This is what is hitting the rand right now – keeping South Africans up at night

 ·17 May 2024

The volatility of the South African rand increases pressure on household finances in South Africa, but only a fraction of the population actually understands what impacts the rand’s performance.

According to Citadel Glodal’s Bianca Botes, the rand’s volatility against the US dollar and other major currencies keeps many South Africans awake at night.

Despite strengthening over the last few days, the rand is still trading above R18.00/$.

USD/ZAR (Source: Google)

The rand is firstly severely impacted by geopolitical events and global economic trends.

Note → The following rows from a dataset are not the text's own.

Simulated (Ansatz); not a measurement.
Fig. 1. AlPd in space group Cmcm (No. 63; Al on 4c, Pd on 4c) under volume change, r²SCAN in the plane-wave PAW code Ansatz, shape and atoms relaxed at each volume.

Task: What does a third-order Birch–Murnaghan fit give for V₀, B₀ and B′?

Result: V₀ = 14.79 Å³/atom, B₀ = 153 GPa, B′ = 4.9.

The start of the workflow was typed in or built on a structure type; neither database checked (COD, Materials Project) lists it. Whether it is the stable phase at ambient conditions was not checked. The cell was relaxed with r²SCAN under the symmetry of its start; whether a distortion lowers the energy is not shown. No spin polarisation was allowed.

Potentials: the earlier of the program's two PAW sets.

“How well the USD performs and how it impacts the value of the ZAR is greatly impacted by factors such as the US employment figures, inflation rates and gross domestic product (GDP) data, pronouncements by the US Federal Reserve (Fed),” said Botes.

For instance, expectations of a US interest rate cut will boost the rand, as investors will look to other riskier markets (higher interest rates) for improved returns.

“Locally, South Africa’s trade balance, GDP, inflation levels, unemployment figures, and guidance from the South African Reserve Bank about monetary policy.”

“We are also closely watching the impact of the continuous tight monetary policy over the past two years around the world, and the anticipation of central banks moving to a looser stance.”

Moreover, global events seriously impact investors’ risk appetites, commodity prices, trade relationships’ stability, existing exchange rates, and the asset classes investors turn to as safe havens.

Economic indicators that look at economic stability, fiscal health and monetary policy credibility are especially important during volatile periods, such as the one that we are currently experiencing. These factors all influence currency market dynamics.

“One crucial economic indicator that is easily overlooked is trade balance data. The trade balance reflects the difference between a country’s exports and imports of goods and services,” said Botes.

A positive trade balance (surplus) occurs when exports exceed imports, which leads to increased demand for a country’s currency as foreign buyers need the currency to purchase goods and services, and , in turn, strengthening the currency.

A negative trade balance (deficit) occurs when imports exceed exports and puts downward pressure on the country’s currency as more of it is sold to buy goods and services, resulting in currency depreciation.

“Currency trading requires preparation, analysis, and swift decision-making. A key part of the process is interpreting and reacting to economic data releases in real-time,” added Botes.

In the future

In the coming months, Botes said the current heightened levels of geopolitical uncertainty are likely to be sustained.

This will not just be from military conflicts, such as the Russia-Ukraine war and the conflict in Palestine, but also from a trade relations perspective.

She also believes that advancements in technology, including AI, the growing popularity of currencies, and the increased focus on environmental, social, and governance (ESG) factors will all affect currency trading in the medium—to longer-term.